I run samples/1_Utilities/bandwidthTest/bandwidthTest on a computer where a single 32GB GV100 installed, and the result is as below:
[CUDA Bandwidth Test] - Starting…
Running on…
Device 0: Quadro GV100
Quick Mode
Host to Device Bandwidth, 1 Device(s)
PINNED Memory Transfers
Transfer Size (Bytes) Bandwidth(GB/s)
32000000 12.3
Device to Host Bandwidth, 1 Device(s)
PINNED Memory Transfers
Transfer Size (Bytes) Bandwidth(GB/s)
32000000 13.2
Device to Device Bandwidth, 1 Device(s)
PINNED Memory Transfers
Transfer Size (Bytes) Bandwidth(GB/s)
32000000 539.0
Result = PASS
I don’t know why this gives such low memory bandwidth, compared to what the spec sheet says (around 900GB/s).
I exhibit such lower memory bandwidth in other programs too, so guess it’s not the problem of the sample benchmark.
I also fixed ‘Graphics’ and ‘Memory’ clock to 1132MHz and 850 MHz, which is confirmed in ‘Clocks’ in nvidia-smi -q.
Also, (nvidia-smi -q) says that it has Link width of 16x and PCIe generation of 3.

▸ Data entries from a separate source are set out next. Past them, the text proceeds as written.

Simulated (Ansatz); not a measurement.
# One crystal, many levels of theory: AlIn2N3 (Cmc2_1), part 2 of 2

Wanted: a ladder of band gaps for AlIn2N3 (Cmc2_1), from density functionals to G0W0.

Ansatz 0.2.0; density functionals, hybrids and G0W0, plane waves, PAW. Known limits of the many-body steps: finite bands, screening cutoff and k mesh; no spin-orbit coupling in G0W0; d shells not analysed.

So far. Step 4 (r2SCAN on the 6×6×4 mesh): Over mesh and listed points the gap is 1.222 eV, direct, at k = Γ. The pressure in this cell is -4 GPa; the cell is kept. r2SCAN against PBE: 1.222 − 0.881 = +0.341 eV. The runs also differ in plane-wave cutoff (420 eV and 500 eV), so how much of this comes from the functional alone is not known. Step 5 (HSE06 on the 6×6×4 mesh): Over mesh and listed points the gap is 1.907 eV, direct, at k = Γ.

The driver version is 455.23.05 and tested under ubuntu 18.04.5 LTS and linux 5.4.0-48.
How can I deal with this problem? Is it a normal behavior?
@Robert_Crovella Still I don’t understand. I have a Tesla V100 PCIE 16GB, which has only slightly higher clock while having the same memory bit bus (4096-bit) as that of GV100, giving certainly 700+GB/s in both nsight compute and bandwidthTest. @rs277 If 900GB/s is the bandwidth between its memory subsystem (cache<=>global memory) , why the other Tesla V100 gives so much higher performance on the same program? Would you like to share a possible clue?
I’m not sure I know what the reasons are, and I don’t happen to have a GV100 to play with.
A GV100 is a display-capable GPU, whereas most other V100 variants I am aware of are not (excepting Titan V). If you are running a display on this GPU or have the system configured to use this GPU as part of X, then I think it’s possible that the display activities might be consuming memory bandwidth on a continuous basis. If I were doing a comparison I would disable X and if possible move the console to another display device. But I don’t know if that accounts for the difference or not.
Apologies, I was too quick reading and failed to notice the last test was device<->device. I can’t offer any more than what you have already checked and Robert has offered.
NVIDIA doesn’t provide any way for you to do something like change the memory refresh settings on a GPU.
Every GPU has a difference between the measureable/achievable bandwidth and the stated (“peak theoretical”) bandwidth. These differences vary from one GPU type/design to the next. I’m reasonably sure the 870GB/s bandwidth number (or whatever the stated peak theoretical number for GV100) is a peak number, and is referring to peak theoretical bandwidth, and this is never achievable, on any GPU.
I’m not aware of any Quadro GPU that was released prior to the GV100 that had that level of memory bandwidth. Quadro P6000 would have been the previous “high-end” Quadro, and it has a lower memory bandwidth than the GV100.